Crossposted from the AI Alignment Forum. May contain more technical jargon than usual.

There are people not motivated to solve AI alignment, who do work related to AI alignment. E.g. people work on adversarial robustness, understanding how to do science mechanically, or on advancing other paradigms that are more interpretable than modern ML. These people might be interested in the science, or work on it for some other personal reason. They probably will do a worse job, compared to, if they would try to advance AI alignment, even when they work on something that is useful for AI alignment.

This basic idea was mentioned by Buck in a talk.

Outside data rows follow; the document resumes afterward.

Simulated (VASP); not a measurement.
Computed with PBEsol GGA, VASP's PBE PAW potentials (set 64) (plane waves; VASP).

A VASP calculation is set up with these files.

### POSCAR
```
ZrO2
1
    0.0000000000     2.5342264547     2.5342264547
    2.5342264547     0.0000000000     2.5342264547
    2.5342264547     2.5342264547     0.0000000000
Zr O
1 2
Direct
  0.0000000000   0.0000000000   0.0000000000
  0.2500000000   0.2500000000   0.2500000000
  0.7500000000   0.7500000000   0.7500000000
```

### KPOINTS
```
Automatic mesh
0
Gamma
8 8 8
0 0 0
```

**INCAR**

The following is a list of reasons why somebody who tries to solve alignment directly, would be better at solving alignment (though this sentence alone makes it sound obvious):

  • They are more likely to switch directions once they realize that they could be doing something better with their time, to make progress on AI alignment.
    • E.g. somebody who is interested in type theory and then learns that they can help AI alignment might be excited to help, but when there is lots of evidence that they should do something that does not involve type theory, they will keep sticking to doing things with type theory until the end, because their interest in type theory outweighs their desire to advance AI alignment.
  • The path that they take to solve the problem might look very different.
    • It is less likely that they take unpromissing but interesting sidetracks.
    • Simplifications that they make to the problem decrease the value of a solution less, in expectation.
    • In general, if there are multiple ways to solve the problem, the solution we end up with will likely be more relevant for alignment.
  • They can employ the full power of their consequentialist reasoning and be agentic about what to do, without starting to goodhart.
    • E.g. if you just let them do whatever, they are likely to discover things that are useful that you did not think of before. If somebodies main objective is not to solve AI alignment, it is likely that they will follow whatever looks best to their real motivation, as long as they can find some plausible explanation for why this is useful for AI alignment so that they have an excuse (in the case where they are payed to work on this to advance AI alignment).

There are probably many more points I have not thought of. How much you want to solve alignment compared to other things is a spectrum. What you care about might naturally drift. When you work on something for a long time, you get attached to your work. That's something to keep in mind.

It's interesting to think about the difference, between trying to solve alignment and just doing related work. It can help to notice when we fall into this trap ourselves. Also, getting clear on this might help in doing the good things (e.g. the things in the list above) even more.

New Comment
2 comments, sorted by Click to highlight new comments since: Today at 12:00 PM

Counterpoint:

Sometimes its easier to reach a destination when you're not aiming for it. You can't reach the sun by pointing a rocket at it and generating thrust. It's hard to climb a mountain by going up the steepest path. You can't solve a Millenium Prize math problem by staring at it until a solution reveals itself.

Sometimes you need to slingshot around a planet a few times to adjust orbital momentum. Sometimes you'll summit faster by winding around or zigzagging. Sometimes you have to play around with unrelated math problems before you notice something insightful.

And perhaps, working on AI problems that are only tangentially related to alignment could reveal a path of least resistance toward a solution that wouldn't have even been considered otherwise.

You list several possibilities for how directly working on the problem is not the best thing to do. Somebody who is competent and tries to solve the problem would consider these possibilities and make use of them.

I agree that sometimes there will be a promising path, that is discovered by accident. You could not have planned for discovering it. Or could you? Even if you can't predict what path will reveal itself, you can be aware that there are paths that will reveal themselves in circumstances that you could not predict. You can still plan to do some specific type of "random stuff" that you expect might lead to something that you did not think of before.

There are circumstances where you discover something on accident without even thinking of the possibility (and considering that it might be worth investigating). I still expect in these circumstances that somebody who tries to solve AI alignment will make better use of the opportunity for making progress on AI alignment.

To me, it seems that trying to do X is generally better at achieving X, the more competent you are. It does include strategies like don't try hard to solve X, insofar as that seems useful. The worse you are at optimizing, the better it is to do random stuff, as you might stumble upon solutions your cognitive optimization process could not find.